Attention, all non-Middle-Eastern students at the University of Texas at Arlington: A couple of hot, chewy falafels dipped in hummus can soak up as much of your runaway beer buzz as pizza or hot wings.
Your Middle-Eastern compadres already know this, which may explain why a recent weekend lunch crowd at Beirut Rock Café, a boxy little eatery a couple of blocks south of the UTA campus, appeared to comprise mostly international students. They may be flocking to the recently opened café to get a taste of what they’re missing at home. But locally reared folks ought to give the semi-divey place a try as well — to enjoy some things they’re probably not getting at home: creamy, garlicky, chickpea-based hummus; the double spike of parsley and lemon juice in tabbouleh salad; and the juicy shards of marinated chicken or lamb (a.k.a. shawarma) shaved onto the plate.

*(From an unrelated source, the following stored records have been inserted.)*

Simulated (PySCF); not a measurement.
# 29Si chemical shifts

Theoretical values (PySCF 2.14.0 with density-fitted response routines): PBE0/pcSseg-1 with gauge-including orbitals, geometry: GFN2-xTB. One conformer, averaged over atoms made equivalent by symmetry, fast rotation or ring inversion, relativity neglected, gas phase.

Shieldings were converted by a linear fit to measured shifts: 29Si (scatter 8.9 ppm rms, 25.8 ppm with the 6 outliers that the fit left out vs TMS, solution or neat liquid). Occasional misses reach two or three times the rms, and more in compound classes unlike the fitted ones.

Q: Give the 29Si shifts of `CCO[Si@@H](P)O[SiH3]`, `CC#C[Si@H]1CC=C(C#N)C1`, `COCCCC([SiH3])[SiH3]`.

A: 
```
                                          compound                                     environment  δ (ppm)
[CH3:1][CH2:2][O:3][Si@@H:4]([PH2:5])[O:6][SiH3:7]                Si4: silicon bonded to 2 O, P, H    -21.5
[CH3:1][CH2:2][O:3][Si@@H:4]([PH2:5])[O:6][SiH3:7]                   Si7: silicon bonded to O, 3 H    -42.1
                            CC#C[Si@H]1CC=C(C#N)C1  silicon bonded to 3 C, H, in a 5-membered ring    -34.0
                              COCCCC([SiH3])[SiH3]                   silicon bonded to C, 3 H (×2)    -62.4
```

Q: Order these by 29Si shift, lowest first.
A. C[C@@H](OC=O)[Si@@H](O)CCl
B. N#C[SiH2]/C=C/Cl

Beirut Rock Café is clean but divey, in all the right college-haunt ways: They have a drive-through window, though it’s currently occupied by a small A.C. unit. A door to the kitchen is off one of its hinges. The bathroom is unisex.
The framed maps and illustrations on the walls tell part of the story. Owner-operator Ali Hassan, 27, was born and raised in Lebanon but came to Arlington (on a UTA pal’s suggestion) after operating an eatery in Dearborn, Mich., a U.S. haven for Middle-Eastern immigrants. The shawarma competition is, needless to say, pretty intense there.
Hassan proudly proclaims that almost all Middle-Eastern cuisine — at least, almost anything an American can claim to know, like falafels, tabbouleh, and baba ghannouj — is of Lebanese origin. He does his hometown of Beirut right with fresh, intricately spiced versions of these and other fare.
Whether you’re neophyte or knowledgeable, a good bet is the sampler plate for two. Even at almost $30, it’s more than enough grub for the price, and it neatly displays the culinary range and prowess of Beirut Rock. The equivalent of a multi-course meal, the sampler plate offers several standbys. The tabbouleh was a grainy salad full of cracked wheat, scallions, and olive oil. The hummus dip with pools of golden-green olive oil in the middle was particularly tasty and fragrant. The dark brown, deep-fried, fava-bean-chickpea-cilantro pucks known as falafels were heartier and healthier than your average Long John’s Silver hush puppy but similar. Shish tawook included yummy, charbroiled chunks of chicken breast strung on a wooden stick between tomato and onion slices, and the shish kafta was a kind of meatloaf made from succulent lamb ground with parsley and green onions.
Lamb reappears in the fried kibbee: four breaded and deep-fried pods in a non-greasy bundle, with yogurt-based dipping sauces. To my Texas-born and -bred taste buds, the kibbee, as well as many other dishes at Beirut Rock Café, relied heavily on cinnamon, cloves, ginger, and nutmeg for their flavor, which made for a meal that was close to a deep inhalation of Nag Champa incense. Almost everything tasted like dessert, and most of it tasted heavenly.
That’s the high that all those native-born UTA types are missing.